Saturday, November 21, 2009

Lifetime Value of a Customer

Too often when a customer walks into the restaurant for the first time there is no emphasis placed on the lifetime value of that customer to the business. The consideration is skewed heavily toward this one transaction. Where management may occasionally remember the lifetime value equation, the staff tends to be especially weak in this area. The concern for extracting the largest tip or increasing the check amount during this one transaction takes precedence with the staff. When was the last time a server ended a transaction by saying "come again soon and ask for me"?

Seth's post offer some kindle to this discussion;

Instead of comparing what you invest to the benefit you receive from the first bill, the first visit, the first transaction, it's important to not only recognize but embrace the true lifetime value of one more customer.

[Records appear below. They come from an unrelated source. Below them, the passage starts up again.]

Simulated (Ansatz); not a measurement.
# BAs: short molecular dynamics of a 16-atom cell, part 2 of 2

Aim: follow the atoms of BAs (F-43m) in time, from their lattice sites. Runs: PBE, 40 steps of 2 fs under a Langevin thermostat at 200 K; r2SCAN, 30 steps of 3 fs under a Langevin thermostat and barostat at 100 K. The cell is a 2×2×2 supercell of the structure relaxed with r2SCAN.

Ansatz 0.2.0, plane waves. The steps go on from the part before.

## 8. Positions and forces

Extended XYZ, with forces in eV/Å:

Write it down. Post it on the wall. What would happen if you spent 100% of that amount on each of your next ten new customers? That's more money than you have to spend right now, I know that, but what would happen? Imagine how fast you would grow, how quickly the word would spread.


Imagine if your staff embraced customers as lifetime partners in the business. Actively tried to build a book of business by their service and in doing so grew the restaurant. Imagine that every customer is not a single transaction, but a continual stream of transactions. How do you treat that customer? Why are you not doing that to every customer that walks in the door? This is a cultural discussion, your establishment either treats all their customers as a relationship or it does not.

It is pretty obvious which establishments value the lifetime customer!